Tuesday, February 24, 2015

A Birthday in School

In the late 70's when our older son celebrated his birthday in school, I stayed up the night before baking for the class.  I suppose I could have run to the only bakery in town and bought two dozen cupcakes or cookies or a sheet cake.  They certainly weren't available in the grocery store. But I didn't return to the work force till our older son turned ten and enjoyed exchanging recipes with the neighbors.

For one birthday, I made a sheet cake shaped like a rocket ship.  For another, a baseball diamond in honor of his Little League team.  Another was a hockey rink to celebrate his love of ice hockey. There were also Mickey Mouse cookies. I only used chocolate recipes, since that was his favorite flavor. If the other kids didn't like chocolate...well, they could pass.  Our younger son's birthday was during the summer, so he was out of luck in school.
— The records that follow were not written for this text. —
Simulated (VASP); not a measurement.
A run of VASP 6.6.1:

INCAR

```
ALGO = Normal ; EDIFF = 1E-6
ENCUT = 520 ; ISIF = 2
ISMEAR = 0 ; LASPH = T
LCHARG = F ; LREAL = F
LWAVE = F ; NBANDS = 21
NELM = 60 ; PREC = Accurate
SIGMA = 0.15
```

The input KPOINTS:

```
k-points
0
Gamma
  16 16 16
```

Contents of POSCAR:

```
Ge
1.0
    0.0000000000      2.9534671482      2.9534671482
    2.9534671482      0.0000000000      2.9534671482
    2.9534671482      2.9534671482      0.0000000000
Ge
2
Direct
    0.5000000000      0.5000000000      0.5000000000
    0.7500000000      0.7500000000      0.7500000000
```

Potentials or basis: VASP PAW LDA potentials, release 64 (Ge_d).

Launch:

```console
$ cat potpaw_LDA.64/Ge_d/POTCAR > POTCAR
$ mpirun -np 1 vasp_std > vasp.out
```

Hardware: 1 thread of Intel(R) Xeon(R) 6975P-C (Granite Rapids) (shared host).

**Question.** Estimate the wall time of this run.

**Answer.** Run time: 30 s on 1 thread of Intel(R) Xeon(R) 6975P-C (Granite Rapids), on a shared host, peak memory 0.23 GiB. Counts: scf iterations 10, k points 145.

Yesterday one of our granddaughters celebrated her birthday.  In her school there were no cakes, cupcakes, or cookies for the celebration.

There were too many allergies: dairy, citrus, nuts, eggs, soy, cocoa, lactose, gluten. We didn't even know such things existed in the '70's!  We discovered our sons' allergies when one was bitten by a bee and both sneezed uncontrollably on newly-mowed ball fields.

Yesterday our granddaughter dressed in her favorite shirt with a big star on the front. She had kept five pigtails in all night so her straight hair would curl.  She wore a new Peace necklace and a new starfish bracelet, both gifts.  She couldn't sit still during breakfast.

"How will you celebrate in school today?" I said.

"I get to sit in the teacher's chair at her desk," she said.  "And spin."

"Will it make you sick?"

"No, I'll do seven slow spins."

"Why seven?"

"Because that's how old I am today, silly grandma!  And I get to lead the class in a game."

"What game?"

"The clapping game, and then they all sing to me."

"Sounds like fun!  Will you eat anything?"

"No.  I don't like sweets anyway.  It's more fun to spin."

At least her mother didn't have to stay up baking.  And there wouldn't be any kids bouncing off the wall from a sugar high.